Cardinality of set of sequences from $\mathbb{Q}$ that converge to $0$

Question

I'm looking for cardinality of a set of sequences from $\mathbb{Q}$ which are convergent to $0$.

I think the answer is continuum, but I don't know how to prove it.

Answer 1

Consider the set $L$ of sequences $(x_n)_{n\in\mathbb{N}}$, with $x_n \in \{0, \frac{1}{n}\}$. Then $L$ has lesser cardinality than the set of all rational sequences that converge to $0$ which we will denote by $M$, which has lesser cardinality than $\mathbb{Q}^{\mathbb{N}}$.

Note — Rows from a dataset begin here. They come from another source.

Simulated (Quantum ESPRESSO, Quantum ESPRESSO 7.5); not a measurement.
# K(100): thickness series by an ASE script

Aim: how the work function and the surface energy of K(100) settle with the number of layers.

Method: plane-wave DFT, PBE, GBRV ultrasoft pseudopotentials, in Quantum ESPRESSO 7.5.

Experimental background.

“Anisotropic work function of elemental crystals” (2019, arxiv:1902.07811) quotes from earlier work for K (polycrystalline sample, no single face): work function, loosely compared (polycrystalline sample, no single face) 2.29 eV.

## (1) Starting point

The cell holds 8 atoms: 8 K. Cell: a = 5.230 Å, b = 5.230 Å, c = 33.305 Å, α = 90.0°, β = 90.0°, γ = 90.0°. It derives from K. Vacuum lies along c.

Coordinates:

Then $|L| = |2^{\mathbb{N}}| = |\mathbb{R}| \leq |M| \leq |\mathbb{Q}^{\mathbb{N}}| \leq |(2^{\mathbb{N}})^{\mathbb{N}}| = |2^{\mathbb{N}^2}| = |2^{\mathbb{N}}| = |\mathbb{R}|$, so $|M| = |\mathbb{R}|$.

Answer 2

There are certainly at most $c$ of them, since there are only $\aleph_0^{\aleph_0}=c$ sequences in $\Bbb Q$ to begin with. But there are also at least $c$, because each infinite set $S$ of positive integers gives a unique example of such a sequence, viz. $2^{-s_n}$ with $s_n$ the $n$th smallest element of $S$. Therefore, the cardinality is indeed $c$.

Answer 3

It's at most the continuum since there are only continuum many sequences of reals, let alone rationals, let alone which converge to $0$. It's at least the continuum since given just one such sequence with no repeated entries, there are continuum many infinite subsequences of it, all of which still converge to $0$.

Answer 4

There are (at least) as many such sequences as there are subsets of $\Bbb N$. Indeed, given $S\subseteq \Bbb N$, we can let $$a_n=\begin{cases}\frac1n&n\in S\\-\frac 1n&n\notin S\end{cases} $$ and thus obtain a different zero-sequence for every subset $S$.

On the other hand, the cardinality of the set of all sequences of rationals is the same as that of the set of all sequences of naturals (as $|\Bbb Q|=|\Bbb N|$). By mapping $(a_n)_{n\in\Bbb N}$ to $(a_1+\ldots +a_n)_{n\in \Bbb N}$, we see that there are just as many strictly increasing sequences of naturals. And such increasing sequences are "the same" as infinite subsets of $\Bbb N$, of which there are at most continuum-many.